Karan Ahuja Wins ACM SIGCHI Special Recognition Award
The Android XR interaction team was cited as an exemplary industry-academia collaboration
An industry-academia collaboration team including Northwestern Engineering’s Karan Ahuja earned a 2025 Association for Computing Machinery (ACM) Special Interest Group on Computer-Human Interaction (SIGCHI) Special Recognition Award.
The team was acknowledged for a series of projects aimed at developing various aspects of extended-reality (XR) interaction for the Android XR operating system, including text input mechanisms, eye tracking calibration, cross-device interactions, and input arbitration systems. They were cited “for pioneering the interaction framework of Android XR through exemplary industry-academia collaboration, establishing foundational input methods and interaction guidelines for XR operating systems.”
The Google Android XR interaction team includes Ahuja, the Lisa Wissner-Slivka and Benjamin Slivka Assistant Professor of Computer Science and (by courtesy) assistant professor of electrical and computer engineering at the McCormick School of Engineering; Andrea Colaco, Mar Gonzalez-Franco, and Eric Gonzalez (Google); Massimiliano Di Luca (University of Birmingham); Hans Gellersen (Lancaster University); Ken Pfeuffer (Aarhus University); and Hasti Seifi (Arizona State University).
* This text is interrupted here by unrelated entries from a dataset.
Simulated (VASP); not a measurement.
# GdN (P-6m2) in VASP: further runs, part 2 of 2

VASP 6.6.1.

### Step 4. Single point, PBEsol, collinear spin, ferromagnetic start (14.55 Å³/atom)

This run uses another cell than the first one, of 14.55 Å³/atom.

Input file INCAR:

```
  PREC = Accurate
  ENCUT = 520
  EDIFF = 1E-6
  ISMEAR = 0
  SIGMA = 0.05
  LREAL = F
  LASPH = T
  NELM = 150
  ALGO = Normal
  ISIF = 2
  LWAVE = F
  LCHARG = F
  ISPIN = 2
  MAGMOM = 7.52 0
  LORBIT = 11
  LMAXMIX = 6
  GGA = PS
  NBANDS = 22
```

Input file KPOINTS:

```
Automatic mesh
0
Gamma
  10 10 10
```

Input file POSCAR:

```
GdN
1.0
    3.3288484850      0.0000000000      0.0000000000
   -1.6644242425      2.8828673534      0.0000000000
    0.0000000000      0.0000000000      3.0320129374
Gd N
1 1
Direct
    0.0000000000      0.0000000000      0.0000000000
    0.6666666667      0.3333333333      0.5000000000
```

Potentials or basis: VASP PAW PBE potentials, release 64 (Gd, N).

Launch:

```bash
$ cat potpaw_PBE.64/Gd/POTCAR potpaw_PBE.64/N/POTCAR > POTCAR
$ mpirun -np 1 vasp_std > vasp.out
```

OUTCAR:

"This recognition from ACM SIGCHI is deeply meaningful as it validates our team's vision of bridging academic innovation with practical implementation in consumer products,” Ahuja said. “Contributing to the input methods for an OS such as Android XR that will potentially transform how millions interact with digital worlds represents what the HCI community does best — connecting research and practice."

Ahuja leveraged his expertise in machine learning and sensing technologies to create responsive, low-latency, and seamless input methods that feel natural and intuitive. He explained that XR demands entirely new interaction paradigms as users engage with digital and immersive content in three-dimensional space overlayed into the real world.
“Unlike phones or computers where interactions are constrained to touchscreens or pointing devices, XR requires understanding complex spatial gestures, hand movements, gaze direction, and body position as users interact with virtual objects,” Ahuja said. “Our project established these foundational interaction methods for Android XR that work across applications.”
Prior to joining Northwestern Engineering last fall and launching the Sensing, Perception, Interactive Computing & Experiences (SPICE) Lab, Ahuja was a visiting faculty researcher at Google.
“I am proud to be connected to both Northwestern and Google, as this affiliation has created unique opportunities for knowledge transfer and collaboration,” Ahuja said. “My talented PhD students at the SPICE Lab, particularly Vasco Xu and Chenfeng (Jesse) Gao, have made valuable contributions to this research direction as well.”
Ahuja earned a PhD in human-computer interaction from Carnegie Mellon University in 2023, co-advised by Chris Harrison and Mayank Goel. He won a 2024 ACM SIGCHI Outstanding Dissertation Award for advancing the state of the art in high-fidelity user tracking and digitization and opening new paradigms in augmented and virtual reality, health sensing, and natural user interfaces.
ACM SIGCHI is the leading international community of students and professionals interested in research, education, and practical applications of human-computer interaction. The interdisciplinary group includes anthropologists, computer scientists, information scientists, multi-media designers, psychologists, sociologists, and software engineers united in a shared understanding that designing useful and usable technology has the power to transform lives.